Harsher Treatment for Southern Blacks

Slave revolts led many southern states to impose harsher controls; however, Nat Turner’s rebellion led some white Virginians to question slavery itself. In December 1831, the state assembly established a special committee to consider the crisis. Representatives from western counties, where slavery was never profitable, argued for gradual abolition laws and the colonization of the state’s black population in Africa. Hundreds of women in the region sent petitions to the Virginia legislature supporting these positions.

While advocates of colonization gained significant support, eastern planters vehemently opposed abolition or colonization, and leading intellectuals argued for the benefits of slavery. Professor Thomas Dew, president of the College of William and Mary, insisted that slaveholders performed godly work in raising Africans from the status of brute beast to civilized Christian. “Every one acquainted with southern slaves,” he claimed, “knows that the slave rejoices in the elevation and prosperity of his master.” In the fall of 1832 the Virginia legislature embraced Dew’s proslavery argument, rejected gradual emancipation, and imposed new restrictions on slaves and free blacks.

From the 1820s to the 1840s, more stringent codes were passed across the South. Most southern legislatures prohibited owners from manumitting their slaves, made it illegal for whites to teach slaves to read or write, placed new limits on independent black churches, abolished slaves’ limited access to courts, outlawed slave marriage, banned antislavery literature, defined rape as a crime only against white women, and outlawed assemblies of more than three blacks without a white person present.

States also regulated the lives of free blacks. Some prohibited free blacks from residing within their borders, others required large bonds to ensure good behavior, and most forbade free blacks who left the state from returning. The homes of free blacks could be raided at any time, and the children of free black women were subject to stringent apprenticeship laws that kept many in virtual slavery.

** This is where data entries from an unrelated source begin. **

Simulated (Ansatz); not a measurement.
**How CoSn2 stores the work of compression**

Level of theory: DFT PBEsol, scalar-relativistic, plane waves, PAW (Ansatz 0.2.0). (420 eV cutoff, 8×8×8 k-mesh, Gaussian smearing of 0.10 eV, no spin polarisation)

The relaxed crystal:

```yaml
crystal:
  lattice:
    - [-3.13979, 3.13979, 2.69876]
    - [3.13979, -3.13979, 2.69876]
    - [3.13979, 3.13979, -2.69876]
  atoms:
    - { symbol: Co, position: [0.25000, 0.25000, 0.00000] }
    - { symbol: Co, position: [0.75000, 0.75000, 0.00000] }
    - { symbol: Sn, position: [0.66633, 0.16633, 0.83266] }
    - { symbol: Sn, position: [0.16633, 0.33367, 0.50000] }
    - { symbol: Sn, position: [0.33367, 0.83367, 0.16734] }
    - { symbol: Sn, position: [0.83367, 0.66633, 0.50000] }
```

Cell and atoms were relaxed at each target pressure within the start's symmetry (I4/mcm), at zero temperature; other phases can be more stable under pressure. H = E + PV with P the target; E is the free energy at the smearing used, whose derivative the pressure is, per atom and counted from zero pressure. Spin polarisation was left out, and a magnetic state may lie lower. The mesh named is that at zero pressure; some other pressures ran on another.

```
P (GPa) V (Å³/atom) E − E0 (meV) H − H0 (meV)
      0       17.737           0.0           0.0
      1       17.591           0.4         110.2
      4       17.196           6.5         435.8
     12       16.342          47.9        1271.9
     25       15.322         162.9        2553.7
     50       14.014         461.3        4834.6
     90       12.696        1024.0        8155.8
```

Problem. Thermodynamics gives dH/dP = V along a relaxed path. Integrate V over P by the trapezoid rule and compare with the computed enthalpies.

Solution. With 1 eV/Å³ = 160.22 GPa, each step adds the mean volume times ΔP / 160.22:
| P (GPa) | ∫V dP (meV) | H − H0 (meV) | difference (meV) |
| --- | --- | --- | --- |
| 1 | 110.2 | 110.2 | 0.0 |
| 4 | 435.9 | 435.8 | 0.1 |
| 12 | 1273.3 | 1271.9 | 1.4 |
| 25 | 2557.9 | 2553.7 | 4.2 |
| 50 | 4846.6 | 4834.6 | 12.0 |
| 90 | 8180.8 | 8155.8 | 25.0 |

Such measures proved largely successful in controlling slaves, but there was a price to pay. Restricting education and mobility for blacks often hindered schooling and transportation for poor whites as well. Moreover, characterizing the region’s primary labor force as savage and lazy discouraged investment in industry and other forms of economic development. And the regulations increased tensions between poorer whites, who were often responsible for enforcement, and wealthy whites, who benefited most clearly from their imposition.